As spring begins to, well, spring in the Capital Region, that means the center of wine gravity will shift away from the red wines of winter and towards the crisper, lighter and increasingly pink wines of summer. A word of warning: Rosé is falling to the curse of popularity.
It’s a familiar tale: a style of wine becomes all the rage, first among opinion-formers and then, with the general public. The industry responds to the unexpected jump in demand by sourcing grapes from wherever it can, making the wine as quickly as possible. More and more labels and wine-making companies enter the market, putting further pressure on the supply of quality grapes, and the substitutes are sourced from places entirely unsuited to making grapes for the in-demand wine style. Prices rise as quality declines.
In less than a decade, one extremely popular southern French rosé brand has increased sales from 0 to ~600,000 cases, which suggests somewhere between 2000 and 3000 acres of vineyard—3000 soccer fields—dedicated to growing grapes for this one brand alone. The grapes must come from everywhere—hardly a wine of place.
It’s also worth remembering that rosé is cheap to make and spends no time in the cellar—yet increasingly its price is right up there. Meanwhile, while the fashion for very pale wine continues, winemakers will contentedly add a greater and greater proportion of less expensive white wine grapes into the mix.
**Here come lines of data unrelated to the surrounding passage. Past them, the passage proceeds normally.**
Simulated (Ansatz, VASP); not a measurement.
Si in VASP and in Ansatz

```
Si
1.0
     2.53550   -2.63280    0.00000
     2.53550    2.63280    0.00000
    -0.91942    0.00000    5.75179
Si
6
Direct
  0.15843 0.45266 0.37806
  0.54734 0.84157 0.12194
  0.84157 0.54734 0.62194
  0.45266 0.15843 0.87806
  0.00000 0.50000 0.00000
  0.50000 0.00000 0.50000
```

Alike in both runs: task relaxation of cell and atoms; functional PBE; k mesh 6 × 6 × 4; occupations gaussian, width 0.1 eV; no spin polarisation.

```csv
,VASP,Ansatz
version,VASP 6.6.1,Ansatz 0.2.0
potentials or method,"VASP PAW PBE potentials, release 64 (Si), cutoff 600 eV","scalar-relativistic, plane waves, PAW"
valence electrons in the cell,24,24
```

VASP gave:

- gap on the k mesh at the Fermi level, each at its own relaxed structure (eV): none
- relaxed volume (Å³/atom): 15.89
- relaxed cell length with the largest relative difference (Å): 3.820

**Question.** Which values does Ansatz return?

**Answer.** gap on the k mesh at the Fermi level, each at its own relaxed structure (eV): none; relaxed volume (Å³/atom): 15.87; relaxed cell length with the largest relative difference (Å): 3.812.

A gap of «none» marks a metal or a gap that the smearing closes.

Slowly and inexorably, sentiment turns; people like me start writing pieces like this (or, more outspokenly, like this one from the Los Angeles Times), and the public, so quick to make rosé their favorite, will leave for the next new thing.
It’s happened to Riesling and also Beaujolais. More recently, it happened to Merlot, Shiraz and oaky-aged Chardonnay. Days of wines and rosés, indeed.